Thursday, August 27, 2009

China and You

Correlations between Chinese and global equities have increased considerably since 2007. That can easily be explained by the growing economies ties either through investment, trade or on commodities consumed by the China. An increase in exports to China is among factors supporting European exports in Q2,

The Shanghai composite index has fallen almost 20% from its August 4 peak and it looks vulnerable given the liquidity outlook and the challenges of using relatively blunt tools to guide asset markets. The fine-tuning Chinese monetary and cool overheating in some sectors in the economy could contribute to more global market volatility. A burst of Chinese bubble could lower Chinese demand and pre-figure poor performance in other markets as liquidity is withdrawn.

Since beginning of July, Chinese equities are looking very bubbly, especially its property market. Inflows to Chinese equity markets have slowed since then. Several trends, which supported the market in 1H09 – record bank lending with few restrictions, the improvement in consumer confidence, the deferral of IPOs – are no longer supportive. Bank lending slowing down and government regulators suggested a closer look on risk of economy overheating and more importantly, the price-earnings ratios are no longer as cheap, having almost doubled from their late 2008 lows. Production costs have escalated and all these factors are suggesting that Chinese equities might have farther to fall.
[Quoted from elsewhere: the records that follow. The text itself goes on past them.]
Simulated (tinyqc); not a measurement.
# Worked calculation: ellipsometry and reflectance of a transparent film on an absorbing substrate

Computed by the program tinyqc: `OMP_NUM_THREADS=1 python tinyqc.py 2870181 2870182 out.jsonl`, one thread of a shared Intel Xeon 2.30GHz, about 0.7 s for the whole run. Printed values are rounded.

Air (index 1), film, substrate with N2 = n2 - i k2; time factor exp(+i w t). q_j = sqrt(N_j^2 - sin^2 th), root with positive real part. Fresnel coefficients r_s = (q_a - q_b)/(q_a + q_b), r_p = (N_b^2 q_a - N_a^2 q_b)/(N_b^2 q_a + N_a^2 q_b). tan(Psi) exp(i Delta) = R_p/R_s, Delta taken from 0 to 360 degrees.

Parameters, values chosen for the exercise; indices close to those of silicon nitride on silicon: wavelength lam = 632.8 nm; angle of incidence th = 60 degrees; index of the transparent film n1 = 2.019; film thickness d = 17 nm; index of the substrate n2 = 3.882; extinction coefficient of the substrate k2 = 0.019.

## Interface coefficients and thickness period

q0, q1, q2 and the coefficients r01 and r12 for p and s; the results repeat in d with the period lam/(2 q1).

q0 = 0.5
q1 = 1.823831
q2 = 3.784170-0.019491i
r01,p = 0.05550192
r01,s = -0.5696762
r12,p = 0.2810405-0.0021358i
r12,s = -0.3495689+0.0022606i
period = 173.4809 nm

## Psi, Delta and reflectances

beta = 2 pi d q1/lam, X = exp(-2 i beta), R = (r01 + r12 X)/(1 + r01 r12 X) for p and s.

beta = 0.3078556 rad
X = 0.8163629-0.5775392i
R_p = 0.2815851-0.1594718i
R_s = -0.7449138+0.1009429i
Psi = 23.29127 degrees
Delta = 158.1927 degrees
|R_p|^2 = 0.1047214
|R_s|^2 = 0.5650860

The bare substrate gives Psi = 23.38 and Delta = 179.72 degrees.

New accounts opened by Chinese retail investors have fallen since their late July peak. The reluctance of retail investors to incur losses could contribute to a boom and bust cycle.

Also to note that record commodity imports, which contributed to price climb in 1H09 can be easily reversible for a simple fact that Chinese commodity purchasers are price-sensitive.

I sense that the Chinese market has grown strongly and erratically over the past year and investors are starting to doubt the sustainability of the Chinese boom.